A postal worker’s act of kindness for a woman’s teenage son doing basic training in the North Dakota Army National Guard has left her in floods of tears.
Lisa Gafkjen’s son, Tayder, 19, has been away from them for a while now, and obviously, the family has been missing him and waiting for his letters. But what shocked them recently was an act of kindness by a window clerk at a post office who went beyond to make sure their son’s letters reached them.
Lisa shared a photo of an envelope full of letters Tayder sent her that were covered in writing. She recognized her son’s handwriting and then she saw someone else’s as well. “I read his part first and it said he hadn’t gone to the store yet when I talked to him last,” she said.
When she started reading it, the words, “Pd. by window clerk” with an arrow pointing to “Thank you for protecting my freedom,” really touched her heart. She said that the postal worker had seen that Tayder had run out of stamps and hadn’t been the store, so that moved the worker to buy the postage stamps for $3.67 from out-of-pocket so that his letters could reach home.

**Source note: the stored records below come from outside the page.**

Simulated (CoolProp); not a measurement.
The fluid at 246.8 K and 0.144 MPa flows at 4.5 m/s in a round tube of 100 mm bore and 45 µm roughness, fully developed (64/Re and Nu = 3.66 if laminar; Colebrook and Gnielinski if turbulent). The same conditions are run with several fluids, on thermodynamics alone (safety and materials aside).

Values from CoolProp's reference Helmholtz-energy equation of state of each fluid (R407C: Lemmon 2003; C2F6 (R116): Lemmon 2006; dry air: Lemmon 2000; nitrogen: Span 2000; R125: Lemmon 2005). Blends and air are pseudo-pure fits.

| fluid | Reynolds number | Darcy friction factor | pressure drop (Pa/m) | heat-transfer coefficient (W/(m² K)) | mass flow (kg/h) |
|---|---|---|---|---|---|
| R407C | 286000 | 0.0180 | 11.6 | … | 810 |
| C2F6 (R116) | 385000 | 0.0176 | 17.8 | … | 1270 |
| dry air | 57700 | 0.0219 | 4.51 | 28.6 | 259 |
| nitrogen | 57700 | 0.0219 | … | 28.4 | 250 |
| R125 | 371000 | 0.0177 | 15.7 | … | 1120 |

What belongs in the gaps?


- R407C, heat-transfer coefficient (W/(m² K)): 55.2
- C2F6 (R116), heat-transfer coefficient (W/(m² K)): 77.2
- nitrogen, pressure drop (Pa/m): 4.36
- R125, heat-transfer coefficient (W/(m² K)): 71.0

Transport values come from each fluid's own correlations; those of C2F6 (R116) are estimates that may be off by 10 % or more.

“It was pretty emotional,” Lisa blurted out on realizing how those letters came home. “I was fighting back the tears, the postal worker paid his postage. It was really special.”
Lisa wants to meet the postal worker face-to-face one day and thank the person for such a heartwarming kind act to her son and her family.
“And let us not grow weary of doing good, for in due season we will reap, if we do not give up. So then, as we have opportunity let us do good to everyone, and especially to those who are of the household of faith.” Galatians 6:9-10.